What Am I Even Building??

When building a new computer, it’s helpful to come up with a list of must-haves first. Things that are non-negotiable. From this, you can decide what things are optional, how important they are, and what the costs (monetary and design) are.

For this build, the target use case will be running projector computers at conferences and events. Something compact, lightweight, configurable, and expandable, plus, somewhat budget-friendly. Some light Adobe Creative Suite work, but the primary work will be with ProPresenter. When it’s not working at an event, it will live in the home rack, with a display connection to the TV in the family room, with a remove keyboard and mouse for the wife to use instead of my laptop. Her primary uses will be web browsing, some light document work, and Minecraft. The initial requirements are as follows, in their order of priority:

1U Chassis - Of everything on this list, this is probably the most difficult requirement of all. There are plenty of 1U chassis, and there’s tons of rack mount equipment, especially with the advent of the home lab, home assistant, companies like Synology and Ubiquiti building prosumer-grade equipment, and the explosion of Reddit and LTT-esque forums. The chassis can be no more than 12” deep, since the wall mount rack is just over 13”, and you need cable space. In fact, 12” is a very popular depth for wall mount and compact racks, so I know I’m not alone in this limitation. Additionally, the chassis has to have a 5.25 external bay, as well as a PCI expansion slot. More on this later.

CD drive & Card Reader - I’ve been at a decent number of events where speakers haven’t sent in their slides or media ahead of time. For this computer to be a success, it needs to be able to read >95% of the media sources out there. This means I need a CD/DVD reader, probably SD, maybe even MMC and/or CompactFlash. Getting random memory cards aren’t as common, and I’ll usually have a camera or two I can use as a reader, but the CD drive is necessary, especially for the number of conferences that still need a DVD or two played.

PCI expansion slot - this doesn’t need to be anything fancy. Because we’re constrained to 1U, that means horizontal slot, with short and narrow cards. Most people automatically think GPU, which, aside from a few unique cards, none of them will fit here. The use case will most likely be a Blackmagic Decklink Duo 2. At a modest $500, this card checks in at a tiny 3.7” deep, perfect for our short-depth case. It provides 4 simultaneous SDI inputs or outputs, which, when paired with ProPresenter, creates a perfect projector display system.

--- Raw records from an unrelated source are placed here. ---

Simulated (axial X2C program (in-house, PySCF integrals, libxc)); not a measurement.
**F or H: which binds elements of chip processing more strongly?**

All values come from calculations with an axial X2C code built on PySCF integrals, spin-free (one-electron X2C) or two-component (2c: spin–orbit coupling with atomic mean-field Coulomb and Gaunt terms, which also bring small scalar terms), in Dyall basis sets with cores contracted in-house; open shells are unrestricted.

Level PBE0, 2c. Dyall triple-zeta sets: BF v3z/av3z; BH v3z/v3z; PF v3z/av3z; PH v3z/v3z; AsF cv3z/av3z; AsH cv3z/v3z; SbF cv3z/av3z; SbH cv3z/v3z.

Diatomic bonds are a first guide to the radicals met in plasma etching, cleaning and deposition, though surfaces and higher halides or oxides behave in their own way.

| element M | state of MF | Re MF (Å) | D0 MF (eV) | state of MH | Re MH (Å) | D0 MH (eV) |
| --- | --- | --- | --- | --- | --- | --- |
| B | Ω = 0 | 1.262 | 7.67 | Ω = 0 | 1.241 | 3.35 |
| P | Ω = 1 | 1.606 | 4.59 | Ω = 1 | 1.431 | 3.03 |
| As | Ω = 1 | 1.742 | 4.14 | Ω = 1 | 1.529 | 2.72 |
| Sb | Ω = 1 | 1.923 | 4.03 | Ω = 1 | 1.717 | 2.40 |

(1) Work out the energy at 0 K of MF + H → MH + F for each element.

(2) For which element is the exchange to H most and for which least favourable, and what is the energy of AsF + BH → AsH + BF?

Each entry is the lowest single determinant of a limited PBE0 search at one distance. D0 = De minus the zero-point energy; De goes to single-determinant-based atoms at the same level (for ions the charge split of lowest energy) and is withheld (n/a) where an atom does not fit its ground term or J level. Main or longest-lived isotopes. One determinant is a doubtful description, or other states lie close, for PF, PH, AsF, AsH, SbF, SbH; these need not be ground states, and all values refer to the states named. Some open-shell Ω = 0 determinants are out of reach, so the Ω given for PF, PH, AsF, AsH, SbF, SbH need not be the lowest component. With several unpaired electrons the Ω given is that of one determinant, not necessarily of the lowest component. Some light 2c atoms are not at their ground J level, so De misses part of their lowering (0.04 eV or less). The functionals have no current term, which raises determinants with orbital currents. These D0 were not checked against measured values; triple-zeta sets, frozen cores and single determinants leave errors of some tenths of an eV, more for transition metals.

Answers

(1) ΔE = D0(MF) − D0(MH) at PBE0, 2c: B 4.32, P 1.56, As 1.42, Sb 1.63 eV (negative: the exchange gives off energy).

AMD APU (5600G or 5700G) - this is what makes this build possible. The fact that you can get decent graphics that won’t choke under multiple display pressure, in addition to some decent core counts and thread speeds makes this chip a great option. It can run 3, even 4 displays no problem, you can expand the RAM, and take advantage of a decent number of PCIe lanes. Because it’s got an integrated GPU, this also frees up a PCI slot. This is critical, because our 1U size limitations will almost certainly limit us to mini ITX, which means unless we want to mess with bifurcation (spoiler, I don’t), we need that slot for the Decklink.

Aside from all that, we’ll probably start with 16GB of DDR4 RAM, 3600MHz, and a Samsung 970 NVMe SSD. Why not PCIe 4.0? Even though the Cezanne AMD chips (5600G & 5700G) are part of the latest chip family, they’re actually only running on Zen2, the previous 7nm chip fab process, which means only PCIe 3.0. Honestly, for the use case, I’m not sure we’ll notice the speed difference. Any files big enough to make a difference will be limited by the HDD, Ethernet speeds, or the card/reader.

so that’s it. Doesn’t seem too difficult, but I’m sure we’ll encounter our fair share of issues along the way.